Understanding the Various Payments Systems Series: Blog 4
In the wake of new and expanded payments methods like same-day ACH and Real-Time Payments (RTP), another option that continues to make headlines is the use of third-party payment apps like Venmo and Zelle.
In our previous two blogs, we discussed the unique differences and use cases for same-day ACH and RTP, but financial institutions and their account holders must also have a clear picture of third-party apps and their use cases. Only then will they be able to leverage the different methods to their full potential and adequately support them from a strategic standpoint.
The Rise of Third-Party Payment Apps
Third-party payment apps have been growing in popularity, and are a sound option for peer-to-peer (P2P) transactions. For P2P payments, this method is extremely convenient because it uses an identifier, such as a phone number or email address, so that consumers do not have to disclose their bank account information.Thanks to smartphones and apps like Venmo and Zelle, which facilitate mobile payments, it is extremely convenient to send virtual cash. The use of mobile payments has soared, and according to research from eMarketer, it is estimated that more than 91 million people will use these services by 2019, up from 31.4 million in 2015.
Mobile Apps Are Not Truly “Instant”
However, it is important to clarify – while these mobile services may seem “instant,” the payment is not actually settled in real-time. The value may be transferred instantly, but that does not necessarily mean the funds are immediately available. In most cases, these payment apps rely on the ability to store funds in a digital account; meaning that in order to use the money outside of the app itself, all funds must be transferred to a user’s bank account. Most people do not deposit checks anymore, but remember when it could take up to three business days for those to clear? It is a fairly similar situation with third-party payment apps.
Venmo, one of the more widely popular payment apps, reports that it processes more than $1 billion per month. The standard transfer services for this app are free of charge; however, because the funds are not settled in real time, the company recently updated its terms and conditions. Now, users can make real-time transfers, but for a small fee of $0.25, deducted straight from the transfer amount.

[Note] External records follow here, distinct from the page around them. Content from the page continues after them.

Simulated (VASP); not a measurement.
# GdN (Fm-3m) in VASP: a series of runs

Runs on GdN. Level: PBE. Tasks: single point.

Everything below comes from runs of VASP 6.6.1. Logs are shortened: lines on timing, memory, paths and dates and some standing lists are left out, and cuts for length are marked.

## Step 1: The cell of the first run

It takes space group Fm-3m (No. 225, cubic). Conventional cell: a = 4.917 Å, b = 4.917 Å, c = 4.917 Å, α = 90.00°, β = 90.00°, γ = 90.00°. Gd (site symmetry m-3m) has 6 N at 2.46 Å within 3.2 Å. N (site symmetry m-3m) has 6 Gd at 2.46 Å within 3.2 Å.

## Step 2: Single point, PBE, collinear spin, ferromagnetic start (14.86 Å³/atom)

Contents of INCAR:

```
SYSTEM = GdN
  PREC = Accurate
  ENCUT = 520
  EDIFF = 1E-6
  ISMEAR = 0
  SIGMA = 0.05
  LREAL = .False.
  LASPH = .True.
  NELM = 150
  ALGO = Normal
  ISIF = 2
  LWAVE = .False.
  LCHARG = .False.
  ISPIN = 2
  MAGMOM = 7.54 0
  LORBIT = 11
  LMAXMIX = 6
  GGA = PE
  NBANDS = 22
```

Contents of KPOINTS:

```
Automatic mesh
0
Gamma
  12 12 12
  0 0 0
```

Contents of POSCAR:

Venmo has also stated on its website that there are plans to increase the instant transfer fee to one percent of the total transfer amount, with a minimum of $0.25. To put it in perspective –
if someone wants to send $500 as a gift, they will pay a transfer fee of $5, so they actually pay $505. These fees may not be large in size, but they do add up. Regardless, Venmo’s plans indicate the benefits of real-time transactions.
While same-day ACH, RTP and third-party apps all bring value to the payments space, deciding which is best for your financial institution and account holders requires careful consideration.